GVK Partner Daniel Mevorach and Associate Thomas Vu obtained summary judgment dismissing Plaintiff’s Complaint, in its entirety, on behalf of our client Consolidated Edison Company of New York (“Con Ed”) in a very high exposure construction accident matter pending trial before Justice Carmen Velasquez in the Supreme Court, Queens County.
The Plaintiff was a 32 year-old union excavator operator employed at a project for reconstruction of a timber bulkhead retaining wall at the Con Ed Power Plant in Astoria, New York. Plaintiff was operating the excavator to remove timber cribbing from the shoreline. When he drove the excavator along the shoreline on some of the wet timbers facing perpendicular to the shore line, the excavator lost traction and slid into the water, with Plaintiff narrowly avoiding drowning while trapped inside the submerging excavator. As a result of his incident, Plaintiff alleged orthopedic injuries to his back and neck, and more significantly, post-traumatic stress disorder (“PTSD”) due to his near death experience. Despite his young age and salary, Plaintiff had not returned to work due to the ensuing psychological trauma from his incident.
Plaintiff’s counsel issued a settlement demand of $12 million based upon findings from a team of expert witnesses comprising a psychologist, psychiatrist, neurologist, economist, vocational rehabilitation expert, and site safety consultant. Plaintiff’s economist was prepared to present extensive evidence that due to Plaintiff’s young age, high-paying occupation, and work-life expectancy, his total economic losses were in the range of $11.5 million – $17 million.
We expediently marshaled an evidentiary record, including depositions of non-parties, to argue that Plaintiff’s incident was wholly attributed to his negligently operating the excavator over the timber pile that he excavated but failed to clear, and that Con Ed was not negligent and did not violate Labor Law sections §200, §240(1) or §241(6) in causing Plaintiff’s incident. In granting summary judgment to our client, the Court agreed with our position that Plaintiff’s incident did not implicate §240(1) since his incident did not involve any elevation-related hazard that any protective device under the provision would have prevented. Of further significance, the Court agreed with our arguments in defense of Plaintiff’s numerous §241(6) and industrial code allegations, which included those relating to the meaning of “trenching and area-type excavation” activity, whether Plaintiff was properly supervised in the performance of his task, whether Con Ed permitted his operation of the machine upon unstable terrain that would cause dangerous tilting, and the adequacy and power capacity of the excavator that Plaintiff was hired to operate.

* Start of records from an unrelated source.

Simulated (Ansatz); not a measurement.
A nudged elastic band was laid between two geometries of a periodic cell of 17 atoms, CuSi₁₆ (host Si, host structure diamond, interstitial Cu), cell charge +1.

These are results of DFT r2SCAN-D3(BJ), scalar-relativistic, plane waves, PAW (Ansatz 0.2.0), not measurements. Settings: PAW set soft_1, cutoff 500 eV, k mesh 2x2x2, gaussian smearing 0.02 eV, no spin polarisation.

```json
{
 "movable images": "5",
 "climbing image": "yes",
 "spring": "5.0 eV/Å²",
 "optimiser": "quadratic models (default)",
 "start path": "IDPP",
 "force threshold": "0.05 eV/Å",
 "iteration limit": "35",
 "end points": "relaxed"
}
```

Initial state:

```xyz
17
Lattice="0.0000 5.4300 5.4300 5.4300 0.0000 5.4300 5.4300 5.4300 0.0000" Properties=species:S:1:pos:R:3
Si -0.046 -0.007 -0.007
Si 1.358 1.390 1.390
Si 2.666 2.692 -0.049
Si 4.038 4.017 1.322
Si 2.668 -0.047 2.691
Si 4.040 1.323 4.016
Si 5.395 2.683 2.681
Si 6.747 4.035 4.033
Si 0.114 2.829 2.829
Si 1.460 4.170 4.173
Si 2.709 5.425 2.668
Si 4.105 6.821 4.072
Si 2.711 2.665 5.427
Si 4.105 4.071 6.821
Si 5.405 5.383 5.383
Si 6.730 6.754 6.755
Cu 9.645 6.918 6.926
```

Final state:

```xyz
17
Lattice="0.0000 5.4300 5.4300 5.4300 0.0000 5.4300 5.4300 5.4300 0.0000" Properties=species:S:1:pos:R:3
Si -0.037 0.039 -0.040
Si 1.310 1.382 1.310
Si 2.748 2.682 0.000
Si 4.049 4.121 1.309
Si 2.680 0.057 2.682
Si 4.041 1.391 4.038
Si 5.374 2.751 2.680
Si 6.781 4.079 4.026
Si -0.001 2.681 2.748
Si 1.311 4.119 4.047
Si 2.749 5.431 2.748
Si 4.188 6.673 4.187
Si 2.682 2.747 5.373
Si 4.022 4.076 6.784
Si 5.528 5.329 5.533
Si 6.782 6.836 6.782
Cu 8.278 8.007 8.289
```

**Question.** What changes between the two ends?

After consulting with our client, we found an expert with years of experience in the field of power equipment, who helped us to clarify for the Court the technical and somewhat obscure provisions of the Industrial Code, and worked closely with him to develop the arguments the Court ultimately adopted in dismissing every code violation cited by Plaintiff.
This case goes to show that with attention to the evidentiary record, and close assistance of a qualified expert, Labor Law 241 (6) cases can be defensible.